Those changes are based on sampling of more than 84,000 farm operators, including 1,900 in Wisconsin, according to the report issued on March 31 by the National Agricultural Statistics Service (NASS) and its Wisconsin field office.

If the forecast is realized, corn would be planted on 89.996 million acres this year compared to 94.004 million in 2016. Soybean acres would jump to 89.482 million from 83.433 million in 2016.

Wisconsin statistics

In Wisconsin, the survey predicts the planted acres of soybeans would be up to a record high of 2.15 million compared to 1.98 million in 2016. In part because of the prospects on the economics, the Extension Service's soybean specialist Shawn Conley expects that the state's soybean acreage could hit 2.25 million this year.

Based on the survey, Wisconsin's corn acreage would slip by 50,000 from last year to a total of 4 million this year. That would be the same as the state's planted corn acres in 2015.

Local perspectives

From a local perspective, grain merchandiser Brad Jaeger of the Country Visions Cooperative site near Chilton in Calumet County is aware that a few customers are considering more soybeans this year. But it's not easy to get a good handle on any acreage trend changes, in part because the futures prices of soybeans have been dropping during the past month, he notes.

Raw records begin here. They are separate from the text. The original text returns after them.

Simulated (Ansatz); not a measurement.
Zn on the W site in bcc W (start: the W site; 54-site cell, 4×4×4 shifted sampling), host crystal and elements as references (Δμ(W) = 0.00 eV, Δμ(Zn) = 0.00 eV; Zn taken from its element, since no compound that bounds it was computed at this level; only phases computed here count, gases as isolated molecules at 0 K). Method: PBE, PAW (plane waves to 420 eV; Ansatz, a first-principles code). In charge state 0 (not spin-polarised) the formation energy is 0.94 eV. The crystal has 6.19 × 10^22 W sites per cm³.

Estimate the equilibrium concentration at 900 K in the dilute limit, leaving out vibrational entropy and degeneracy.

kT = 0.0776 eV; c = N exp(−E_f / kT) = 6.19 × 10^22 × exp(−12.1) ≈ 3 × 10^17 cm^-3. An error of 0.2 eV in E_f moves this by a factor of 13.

What's more significant in the local area is the cutback by canning crop processors on acreage contracts for this year, Jaeger points out. That'll free more acres for growing of corn that large area dairies buy for silage, he adds.

In general, Jaeger expects area farmers to stay fairly close to their normal crop rotations in choosing between corn, soybeans, and other crops. Whatever the price happens to be, nearly all farmers believe that they need to be growing some corn, he observes.

At Poplar Farms Sales and Service, which has most of its customers in Manitowoc County along with a few in Brown and Calumet counties, owner Bill Brunner doesn't detect much change in acreage plans by dairy farmers and cash crop growers who follow their planned crop rotations. He notes that seed sales are steady to up slightly.

Brunner cited the possibility of the loss of some alfalfa stands because of the winter and early spring weather. In those cases, he expects little more than a switch in acres – corn to follow a lost alfalfa and a new seeding of alfalfa on acres once intended for corn this year.

Other crop outlooks

Among other major national crops, the prospective planting survey suggest a 5 percent cutback for oats to a national total of 2.699 million acres. In Wisconsin, oats plantings are projected at 210,000 acres – the same as in 2016 but down from 280,000 in 2015.

Harvest is anticipated on 52.811 million acres of hay in the United States. That's down by 650,000 acres from 2016. In Wisconsin, the hay acres are forecast at 1.3 million – down by 30,000 from 2016.

Winter wheat acres have dropped by 9 percent in the United States to a total of 32.474 million for harvest this summer. In Wisconsin, the 220,000 acres of winter wheat is a drop of 50,000 from 2016 and of 10,000 from 2015.

Grain stocks higher

With the 2017 planting season on the horizon, an accompanying NASS report indicates plentiful supplies of the major grain commodities as of March 1. The only decrease compared to a year ago is for oats.

Compared to March 1 of 2016, this year's stored stocks of corn were up by 10 percent to more than 8.616 billion bushels. Wisconsin's total of on and off-farm storage of corn was up by 15 percent to 347.612 million bushels – the most ever recorded for that date.

Across the country, soybean stocks were up by 13 percent on March 1 to nearly 1.735 billion bushels. Wisconsin's total had jumped by 41 percent to 54.442 million bushels – also a record high for March 1. Part of the reason was that the disappearance of the state's soybean stocks for the December 2016 to February 2017 period was only 12.5 million bushels compared to 24.9 million a year earlier.

Wheat stocks in the United States were up by 21 percent from a year ago to more than 1.655 billion bushels on March 1. In Wisconsin, the off-farm total was up by 15 percent to 33.837 million bushels. In order to avoid disclosing data for individual operations, no on-farm number was reported for the state.

Oats stocks in the United States were down by 16 percent to 63.158 million bushels on March 1. Wisconsin's share was 2.3 million bushels in on-farm storage (down by 36 percent) but no number was reported for off-farm storage so as not to disclose data for individual operations.